TRINITY SUNDAY
15th June 2025
Christian (Western Churches)
(Eastern Orthodox Christians celebrate All Saints at this time).
Trinity Sunday, sometimes known as ‘The Solemnity of the Most Holy Trinity’, is celebrated in the West on the Sunday after Pentecost/Whitsunday, when Christians reflect on the mystery of God, who is seen as One but is understood in and through God the Father, God the Son and God the Holy Spirit. Orthodox Churches have no specific recognition of Trinity Sunday.
The Church has been celebrating the Trinity in its life and worship since its earliest days. Evidence of this can be seen in Trinitarian baptismal formulae. Many early liturgies and prayers refer to the persons of the Trinity, as well as collects, benedictions and doxologies that end with a Trinitarian statement: ‘The grace of the Lord Jesus Christ and the love of God and the fellowship of the Holy Spirit be with you all’. (2 Corinthians 13:14.)
The Trinity is one of the most fascinating – and controversial – of Christian teachings. It is described as a ‘mystery’. By mystery the Church does not mean a conundrum or a riddle, but rather that the Trinity is a reality above our human comprehension which we may begin to grasp, but ultimately must know through worship, symbol, and faith. It is ineffable as well as incomprehensible.
The Nicene definition of the Trinity developed over time, based on Scripture and Tradition. The New Testament calls the Father, the Son, and the Holy Spirit ‘God’, yet the three are also clearly distinct. The problem was that the Church had to reconcile the divinity of Jesus and of the Holy Spirit with Jewish monotheism. By the middle of the 2nd century the Church began using the word Trinity to describe this relationship between Father, Son, and Spirit.

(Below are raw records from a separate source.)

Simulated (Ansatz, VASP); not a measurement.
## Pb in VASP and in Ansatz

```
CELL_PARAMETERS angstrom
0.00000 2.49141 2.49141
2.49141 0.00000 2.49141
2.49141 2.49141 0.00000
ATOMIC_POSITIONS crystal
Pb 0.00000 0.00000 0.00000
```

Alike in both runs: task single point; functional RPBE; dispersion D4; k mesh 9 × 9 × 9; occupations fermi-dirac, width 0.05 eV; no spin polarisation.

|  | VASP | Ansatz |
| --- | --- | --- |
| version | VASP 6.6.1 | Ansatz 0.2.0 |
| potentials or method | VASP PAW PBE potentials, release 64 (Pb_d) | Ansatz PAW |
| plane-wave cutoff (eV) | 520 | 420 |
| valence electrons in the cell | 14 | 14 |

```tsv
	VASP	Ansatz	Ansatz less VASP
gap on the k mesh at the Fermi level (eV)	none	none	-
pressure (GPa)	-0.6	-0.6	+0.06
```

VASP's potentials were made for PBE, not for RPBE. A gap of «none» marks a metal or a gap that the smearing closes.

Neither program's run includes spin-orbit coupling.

Then in the 4th century a presbyter named Arius denied that the Father and Son were both true God and co-eternal, so that his bishop, Alexander of Alexandria, challenged and deposed him. Eventually the Arian controversy spread, and the emperor Constantine, newly fascinated with Christianity, convened a council of bishops in AD 325 in Nicaea to deal with Arianism. It was there that the Church drew up the beginnings of the current Nicene Creed, the bastion of Trinitarian belief.
Christianity adopted this complex view of the nature of God because it was the only way they could make sense of belief in the One God in the context of the events and teaching of the Bible. The idea of the Trinity does not supersede monotheism; it interprets it, in the light of a specific set of revelatory events: God the Father – revealed by the Old Testament to be Creator, Father and Judge; God the Son – who lived on earth amongst human beings; God the Holy Spirit – who filled the followers of Jesus with new life and power.
It is impossible to overemphasise the importance of this doctrine that God is one in three persons. This has correctly been called ‘the distinctive teaching of the Christian faith’, that which sets apart the approach of Christians to the ‘fearful mystery of the deity’ from all other approaches and beliefs. The creed, the fundamental statement of Christian belief, sets out the Trinitarian nature of God. Baptism is carried out ‘In the name of the Father, and of the Son, and of the Holy Spirit’. Eucharistic prayers are firmly Trinitarian in concept. The doxology is Trinitarian.
Relevant to the day are the natural symbols of the Trinity – the shamrock used by St. Patrick to explain the Trinity to the ancient Irish; the pansy – viola tricolour – called the ‘Trinity Flower’; a candle with three flames; the triangle; the trefoil; three interlocking circles; and so many others. They all seek to explain, though with only partial success, what is an inexplicable mystery.
Matthew 28:19; 2 Corinthians 13:14; John 1:18; 15:26.